CAIL-2019 is an open-source dataset that focuses on the SCM task. The input of CAIL-2019 is a triplet (A, B, C), where A, B, and C are fact descriptions of three cases. The objective is to determine whether case A is more similar to case B or case C, simplifying the task into binary classification. Positive or Negative labels are assigned based on the similarity between cases A and B. If case A is similar to B, it is recorded as Positive. Otherwise, it is recorded as Negative. All legal documents from CAIL-2019 are collected from China Judgments Online.Footnote 4 There are 8,138 samples in the dataset, of which 5,102 samples constitute the training dataset, 1,536 samples constitute the validation dataset, and the test dataset is composed of the rest 1,500 samples. All samples are related to civil, and the similarity between these documents is defined by legal professionals. Table 1 provides an overview of the dataset, demonstrating a balanced distribution of positive and negative samples. Notably, the average input length of this dataset is relatively short, enabling assessment of the LECM's performance on such text.

Table 1 Data statistic

The LeCaRD dataset is a dataset for training the SCR task. LeCaRD is a legal case retrieval dataset in China's legal system, which is designed under the guidance of the official document published by the Supreme People's Court of China. LeCaRD consists of 107 query cases and 10,700 candidate cases, most of which are criminal cases. Each query will have about 100 candidate cases, and the model needs to sort the 100 candidate cases according to the similarity according to the text of the query. The higher the similarity, the higher the ranking. As evident from Table 1, the average query length is relatively shorter in comparison. However, the length of each candidate case is considerably longer, surpassing the maximum length capacity of general language models like Bert. This presents an opportunity to assess the performance of LECM when faced with a long document.
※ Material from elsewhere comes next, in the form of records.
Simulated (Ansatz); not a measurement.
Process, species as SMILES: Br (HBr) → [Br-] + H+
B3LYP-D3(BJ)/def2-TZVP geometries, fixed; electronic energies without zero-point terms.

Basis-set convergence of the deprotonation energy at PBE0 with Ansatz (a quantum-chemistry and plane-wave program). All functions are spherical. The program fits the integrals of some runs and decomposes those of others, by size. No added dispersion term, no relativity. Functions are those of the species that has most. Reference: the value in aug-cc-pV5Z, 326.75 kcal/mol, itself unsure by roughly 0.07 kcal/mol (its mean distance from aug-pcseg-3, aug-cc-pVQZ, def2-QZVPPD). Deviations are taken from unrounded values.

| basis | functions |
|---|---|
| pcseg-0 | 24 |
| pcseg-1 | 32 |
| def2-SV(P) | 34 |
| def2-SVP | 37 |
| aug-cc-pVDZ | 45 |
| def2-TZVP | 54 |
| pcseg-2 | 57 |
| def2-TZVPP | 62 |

In addition, our ED module is trained using the LEVEN dataset, which consists of 8,116 legal cases and 150,997 human-annotated event mentions. Similar to CAIL-2019, LEVEN data is sourced from China Judgments Online, and events are marked by experienced legal experts. LEVEN encompasses 108 event types, covering various common categories such as deception, violence, accidents, and more. The cases in the CAIL-2019 and LeCaRD datasets mainly belong to civil and criminal cases, and LEVEN includes frequent events from these domains. As LEVEN serves as an auxiliary dataset and is not utilized for performance testing, the division rules for training and testing are not provided in Table 1. Importantly, the average length of LEVEN is only 495.83, which falls within the maximum processing length of BERT. Consequently, our ED module does not require extensive processing of long text in LEVEN. Examples of text snippets for the above three datasets are shown in the Appendix.

4.2 Baselines

To verify the effectiveness of the proposed model, we compare our model with the following competitive baseline models:

  • TF-IDF: As a robust classification model, term-frequency inverse document frequency (Salton and Buckley 1988) is used to extract features of inputs, and SVM (Suykens and Vandewalle 1999) is adopted as the classifier.

  • LMIR: Language models for information retrieval (Ponte and Croft 2017) is a traditional retrieval model based on bag-of-words models.

  • TextCNN: TextCNN (Kim 2014) is a classic CNN-based text classification model. We employ TextCNN with a single-layer convolution for fact encoding and classifier. Since TextCNN is not good at capturing long text features, we implement a Siamese network-based version, denoted as TextCNNS.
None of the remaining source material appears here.